Romans 4:17 (As it is written, I have made thee a father of many nations,) before him whom he believed, even God, who quickeneth the dead, and calleth those things which be not as though they were.
Because Abraham is the father of all that believe, and people from many different nations have followed his example of belief, Abraham has become the father of many nations.
The second part of verse 17 makes an important point about God. God often makes a statement that seems to be ridiculous to the human mind, and then waits to see if we will believe Him. Those that believe are pleasing to God. (Hebrews 11:6) Those that don’t believe have effectively called God a liar. (1 John 5:10)
Romans 4:18 Who against hope believed in hope, that he might become the father of many nations; according to that which was spoken, So shall thy seed be.
Romans 4:19 And being not weak in faith, he considered not his own body now dead, when he was about an hundred years old, neither yet the deadness of Sara’s womb:
Romans 4:20 He staggered not at the promise of God through unbelief; but was strong in faith, giving glory to God;
Abraham gave much glory to God by choosing to believe what God said, (that he would have a son,) when everything around him seemed to indicate that that was impossible.
Romans 4:21 And being fully persuaded that, what he had promised, he was able also to perform.
Romans 4:22 And therefore it was imputed to him for righteousness.
God was apparently so impressed with Abraham’s faith, that He decided to give him the gift of righteousness.
Romans 4:23 Now it was not written for his sake alone, that it was imputed to him;
Romans 4:24 But for us also, to whom it shall be imputed, if we believe on him that raised up Jesus our Lord from the dead;
Romans 4:25 Who was delivered for our offences, and was raised again for our justification.
God did not record the story of Abraham just so that we could read it and know what a great guy Abraham was. With Abraham, God created a door to salvation that is opened by faith, not by works, and the story of Abraham shows us how to open that door.
God came to Abraham and made a statement that seemed to be impossible, that a 100-year-old man and his 90-year-old wife, who had never been able to have a child together, would have a son. But despite the evidence to the contrary, Abraham believed that God would do just as he had promised, and God imputed righteousness to Abraham’s account.

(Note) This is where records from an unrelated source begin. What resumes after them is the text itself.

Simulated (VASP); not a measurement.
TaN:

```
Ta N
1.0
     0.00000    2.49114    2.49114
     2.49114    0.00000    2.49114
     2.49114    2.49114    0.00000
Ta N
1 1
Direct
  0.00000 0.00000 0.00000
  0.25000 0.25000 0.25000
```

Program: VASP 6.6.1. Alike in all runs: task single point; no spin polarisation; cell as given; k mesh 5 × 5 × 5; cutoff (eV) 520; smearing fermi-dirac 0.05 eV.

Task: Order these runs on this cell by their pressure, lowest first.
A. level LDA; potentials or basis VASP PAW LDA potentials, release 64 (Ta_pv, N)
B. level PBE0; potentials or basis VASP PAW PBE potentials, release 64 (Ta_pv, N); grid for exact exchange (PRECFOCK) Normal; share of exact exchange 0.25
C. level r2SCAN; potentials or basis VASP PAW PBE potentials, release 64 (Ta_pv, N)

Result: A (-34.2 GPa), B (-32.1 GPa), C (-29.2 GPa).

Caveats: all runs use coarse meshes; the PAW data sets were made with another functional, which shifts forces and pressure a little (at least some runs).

God comes to us and makes a statement that seems to be just as impossible, that the God who created mankind, and then watched as they plunged into wickedness, became a man Himself. That Man then lived a life of perfect righteousness, thus earning the ticket to Heaven that no other man has ever been able to earn. Then, instead of using His ticket for Himself, He suffered and died on a cross, thus taking upon Himself the punishment for the sin of all mankind. Having paid for our sin, that Man then rose from the dead, and now offers His ticket to all who will take it.
In conclusion, God says to us, “Good news! Not only is your sin paid for, there is a place in Heaven waiting for you! There is nothing you need to do, Jesus took care of everything!” Having made that statement, God then waits to see if we will believe Him, and stop trying to earn eternal life. (Remember verse 5? Work not, and believe!) To those who respond as did Abraham, God imputes eternal life.
Regarding James 2, it is interesting that Abraham is mentioned there too, and at first glance, it seems like James is saying the opposite of what Paul says in Romans 4, that salvation is through works. But let’s take a closer look at the passage.
James 2:14 What doth it profit, my brethren, though a man say he hath faith, and have not works? can faith save him?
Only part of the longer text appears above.